InterPartAbility: Text-Guided Part Matching for Interpretable Person Re-Identification
Open-vocabulary phrase-region grounding that actually explains why a person was matched...
Person re-identification (ReID) from natural language descriptions is a critical task for surveillance and security, but most deep learning models remain black boxes. While large vision-language models (VLMs) like CLIP have dramatically improved retrieval accuracy, their decisions are often uninterpretable — you can't tell which part of a description matched which part of an image. Existing interpretability methods rely on slot-attention to highlight attended regions, but fail to reliably bind visual regions to semantically meaningful concepts, limiting explanations to qualitative visualizations over a restricted vocabulary.
Enter InterPartAbility, a new approach from researchers at ÉTS Montreal that performs explicit part-wise matching between text phrases and image regions. The key innovation is a Patch-Phrase Interaction Module (PPIM) — a lightweight, open-vocabulary module that provides concept-level supervision to a standard TI-ReID model. PPIM constrains the CLIP ViT self-attention to produce spatially concentrated patch activations aligned with each part-level phrase (e.g., 'blue jacket', 'red shoes'), yielding grounded explanation maps that show exactly which part of the text matched which part of the person in the image. The method also introduces a quantitative interpretability protocol for TI-ReID, adapting perturbation-based metrics like counterfactual region masking — measuring retrieval degradation when the top-ranked explanatory regions are removed.
On challenging benchmarks CUHK-PEDES and ICFG-PEDES, InterPartAbility achieves state-of-the-art interpretability performance under these metrics while sustaining competitive retrieval accuracy. The code is included in the supplementary materials and will be released publicly. This work moves person ReID beyond simple accuracy benchmarks toward models that can explain their reasoning — a crucial step for deployment in sensitive applications like law enforcement and border security where accountability is paramount.

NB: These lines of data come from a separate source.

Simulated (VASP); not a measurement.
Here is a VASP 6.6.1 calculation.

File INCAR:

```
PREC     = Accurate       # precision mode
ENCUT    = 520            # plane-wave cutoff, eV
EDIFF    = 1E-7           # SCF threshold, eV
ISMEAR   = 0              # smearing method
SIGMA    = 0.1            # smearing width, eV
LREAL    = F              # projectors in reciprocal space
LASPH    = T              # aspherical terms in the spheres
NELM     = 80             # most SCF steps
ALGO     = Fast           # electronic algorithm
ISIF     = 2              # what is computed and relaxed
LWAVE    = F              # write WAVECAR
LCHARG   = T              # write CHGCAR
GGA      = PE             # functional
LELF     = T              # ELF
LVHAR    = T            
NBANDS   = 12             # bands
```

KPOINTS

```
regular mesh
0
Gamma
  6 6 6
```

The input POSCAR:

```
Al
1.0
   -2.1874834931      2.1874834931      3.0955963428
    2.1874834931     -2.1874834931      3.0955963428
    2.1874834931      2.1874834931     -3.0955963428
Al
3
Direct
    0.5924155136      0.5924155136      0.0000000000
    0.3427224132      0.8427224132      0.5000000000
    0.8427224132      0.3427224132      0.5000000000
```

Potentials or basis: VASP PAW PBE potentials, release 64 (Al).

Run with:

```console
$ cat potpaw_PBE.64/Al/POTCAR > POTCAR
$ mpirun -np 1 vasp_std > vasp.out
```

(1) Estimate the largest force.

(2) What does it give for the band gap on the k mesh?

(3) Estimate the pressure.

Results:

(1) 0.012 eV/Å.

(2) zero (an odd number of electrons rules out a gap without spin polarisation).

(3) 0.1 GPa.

- New Patch-Phrase Interaction Module (PPIM) enables open-vocabulary, part-level grounding between text descriptions and image regions.
- Introduces a quantitative interpretability protocol using counterfactual region masking to measure retrieval degradation when key regions are removed.
- Achieves state-of-the-art interpretability on CUHK-PEDES and ICFG-PEDES benchmarks while preserving competitive retrieval accuracy.
Why It Matters
Makes AI-powered person search explainable — critical for accountability in surveillance, security, and forensic applications.